Saturday, May 05, 2007

We're Not All Middle Class After All

Prompted by my recent post about Democratic economic policies, Mary-Jo and I were talking over dinner about Americans' class identification. I confidently asserted that the vast majority of people in this country describe themselves as middle class, regardless of their actual income or other indicators of status. I may even have bandied about the phrase "ninety percent."

Well, as sometimes happens when I confidently assert things, it turns out that I wasn't quite right.

A bit of web-based research reveals that lots of people believe that almost all Americans consider themselves middle class. For example, in this NPR story, Washington bureau chief Jon Dimsdale asserts, "By a vast majority, Americans claim to be middle class. Eighty percent in most polls."

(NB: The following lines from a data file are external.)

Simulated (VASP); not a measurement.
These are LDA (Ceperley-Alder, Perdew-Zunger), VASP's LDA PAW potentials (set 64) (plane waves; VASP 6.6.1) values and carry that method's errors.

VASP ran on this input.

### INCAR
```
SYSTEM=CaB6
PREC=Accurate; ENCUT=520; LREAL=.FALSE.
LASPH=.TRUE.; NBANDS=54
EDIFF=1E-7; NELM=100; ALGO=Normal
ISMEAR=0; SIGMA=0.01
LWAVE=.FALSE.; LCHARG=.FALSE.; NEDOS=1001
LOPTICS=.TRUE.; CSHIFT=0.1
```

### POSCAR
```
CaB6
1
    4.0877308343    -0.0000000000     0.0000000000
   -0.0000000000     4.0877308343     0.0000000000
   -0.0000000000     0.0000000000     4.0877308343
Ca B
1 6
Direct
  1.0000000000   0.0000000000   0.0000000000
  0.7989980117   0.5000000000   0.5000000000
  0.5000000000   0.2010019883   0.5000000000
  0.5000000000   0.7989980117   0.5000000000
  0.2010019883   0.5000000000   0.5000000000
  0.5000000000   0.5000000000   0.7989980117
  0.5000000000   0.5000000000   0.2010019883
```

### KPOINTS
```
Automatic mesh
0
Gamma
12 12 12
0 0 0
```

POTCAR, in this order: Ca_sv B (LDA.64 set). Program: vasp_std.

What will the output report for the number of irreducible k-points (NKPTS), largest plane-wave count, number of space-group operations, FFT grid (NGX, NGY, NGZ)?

Yet when I searched for polls supporting Dimsdale's statement, I couldn't find them. Instead, I found this poll from CBS News:
When asked to describe their social class, 42% of Americans call themselves middle class.

CONSIDER YOURSELF:

Lower class 7%
Working class 36
Middle class 42
Upper middle class 13
Upper class 2
I find it surprising and fascinating that so many Americans describe themselves as "working class." It seems to me that I haven't run into many people who do--at least, not since I was a kid in Brooklyn in the sixties. (I remember asking my dad, who was a letter carrier, what class we were, and him responding, "Working class, I guess.") To me, the term has a distinctly down-market feel--as though a person might feel slightly insulted if I were to apply it to him or her. It certainly isn't the term of choice used by politicians to describe their constituents or the voters they are wooing--that's "middle class," by a landslide. But obviously not everyone considers "working class" to be pejorative; I can't imagine 36 percent of people describing themselves by a term they found insulting.

This is an interesting and probably important nuance that Democrats should be thinking about in framing their discussion of economic issues. The fact that a sizeable chunk of Americans are happy to identify themselves as "working class" perhaps suggests that the constituency for a John Edwards-style populist appeal based on class solidarity may be greater than an affluent suburbanite like me might assume.

However, I don't think it invalidates the general point I made in my earliest post. There aren't very many people (and even fewer voters) who identify themselves as "poor," which suggests to me that a policy presentation that leans too heavily on the notion of alleviating poverty would probably face an uphill battle among the electorate.